Of all the gripes gamers have towards new games, two of them: Extensive micro-transactions and lack of innovation clearly stands out. Now this isn’t any new revelation when trying to establish the relation between rising budget of making games and increased dependence on micro-transaction. We know by now that these market practices are here to stay, and the reasoning isn’t entirely wrong either, but they could be better.
- The 1st Gear was made for 12 mil, the 4th one…around 100 mil
Recently EPIC Games (Company behind the Gears Of War(1,2,3) and the Unreal Engine) boss Tim Sweeney threw some light on their decision to move away from the Gears franchise. He said that the first Gears of War was developed under 12M$ (that’s 12 Million U.S. Dollars) and generated more than 100M$ in revenue, a huge success. But rising expectations and costs caught up to them and despite having such a successful franchise, their profit margins decreased in subsequent sequels (Note Profits decreased and not sales). In his own words,
The profit was shrinking and shrinking. We calculated that, if we built Gears of War 4, the budget would have been well over $100 million, and if it was a huge success, we could break even. Anything less could put us out of business.

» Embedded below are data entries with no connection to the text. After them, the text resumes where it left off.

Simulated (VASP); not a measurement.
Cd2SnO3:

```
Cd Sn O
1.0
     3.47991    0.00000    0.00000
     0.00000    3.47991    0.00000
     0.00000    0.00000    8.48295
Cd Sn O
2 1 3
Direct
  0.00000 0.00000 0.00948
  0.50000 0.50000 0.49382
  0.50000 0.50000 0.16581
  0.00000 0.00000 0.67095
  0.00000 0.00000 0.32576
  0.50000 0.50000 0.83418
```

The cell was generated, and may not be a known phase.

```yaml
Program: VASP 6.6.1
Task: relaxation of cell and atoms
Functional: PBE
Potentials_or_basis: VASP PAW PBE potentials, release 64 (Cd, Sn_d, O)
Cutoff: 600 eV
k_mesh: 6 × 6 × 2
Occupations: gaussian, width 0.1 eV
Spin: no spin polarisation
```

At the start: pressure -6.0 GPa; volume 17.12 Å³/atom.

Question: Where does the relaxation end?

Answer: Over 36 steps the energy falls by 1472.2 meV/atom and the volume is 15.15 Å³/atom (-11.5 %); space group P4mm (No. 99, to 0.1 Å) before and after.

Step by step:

After Gears of War Judgement received mixed reception, EPIC and Microsoft realized that it was better to just stay friends. As AAA games production time has increased, the costs have ballooned, while the expectations from gamers have skyrocketed. Many publishers are now looking for a new model to balancing these factors. One of these new model is “Games as a Service”.
No wonder EPIC moved to make Paragon (3rd person moba).
Gaming is not dying. It is true that 270M consoles were sold last generation, 200M before that. What is also true however, is that the fact during the same time frame the number of consoles sold this gen is not nearly enough compared to 7th Gen cycle in its 3rd year (keeping inflation and population in mind).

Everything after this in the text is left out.